Schools increasingly send students into the juvenile justice system for misbehavior that used to be handled within the school, reports the New York Times. The juvenile detention center has become an extension of the principal’s office. “The goal is not to put kids out, but to maintain classrooms free of disruptions that make it impossible for teachers to teach and kids to learn,” said Jane Bruss, spokeswoman for the Toledo public schools. “Would we like more alternatives? Yes, but everything has a cost associated with it.”
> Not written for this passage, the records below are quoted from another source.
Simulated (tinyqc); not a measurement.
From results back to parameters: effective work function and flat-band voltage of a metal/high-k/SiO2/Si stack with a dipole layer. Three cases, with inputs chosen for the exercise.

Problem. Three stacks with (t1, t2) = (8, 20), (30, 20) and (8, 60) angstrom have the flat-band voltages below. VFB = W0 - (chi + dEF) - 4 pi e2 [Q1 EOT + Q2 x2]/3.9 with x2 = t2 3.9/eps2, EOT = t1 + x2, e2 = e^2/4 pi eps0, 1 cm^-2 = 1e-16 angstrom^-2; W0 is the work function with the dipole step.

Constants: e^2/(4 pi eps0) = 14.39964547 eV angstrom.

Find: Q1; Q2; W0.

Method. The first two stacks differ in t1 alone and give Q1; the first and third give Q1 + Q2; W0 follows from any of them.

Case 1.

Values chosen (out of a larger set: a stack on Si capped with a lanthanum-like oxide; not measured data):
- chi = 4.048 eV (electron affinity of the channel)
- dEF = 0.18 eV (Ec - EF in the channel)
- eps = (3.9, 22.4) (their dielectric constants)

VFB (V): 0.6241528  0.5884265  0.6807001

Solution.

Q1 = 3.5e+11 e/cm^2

Critics say the trend has gone too far. “We’re demonizing children,” said James Ray, the administrative judge for the Lucas County juvenile court in Toledo. There were 1,727 such cases in Lucas County in 2002, up from 1,237 in 2000. Intake officer Fred Whitman said that only a handful of cases were for serious incidents like assaulting a teacher or taking a gun to school. Most involved unruly students.
The Times says that juvenile court judges in Ohio, Virginia, Kentucky, and Florida, complain that they are at risk of being overwhelmed by misconduct cases that should be handled in the schools.
Anecdotal evidence suggests that such cases are on the rise. “Everybody agreed – no matter what side of the system they’re from – that they are seeing increasing numbers of kids coming to court for school-based offenses,” said Andy Block, who assisted in a 2001 study of Virginia’s juvenile justice system by the American Bar Association. “All the professionals in the court system were very resentful of this. They felt they were being handed problems and students that the schools were better equipped to address.”
The Advancement Project, a civil rights advocacy group in Washington, D.C., says there were 2,345 juvenile arrests in 2001 in public schools in Miami-Dade County, Fla., nearly three times as many as in 1999. Sixty percent were for “simple assaults” – fights that did not involve weapons –and “miscellaneous” charges, including disorderly conduct.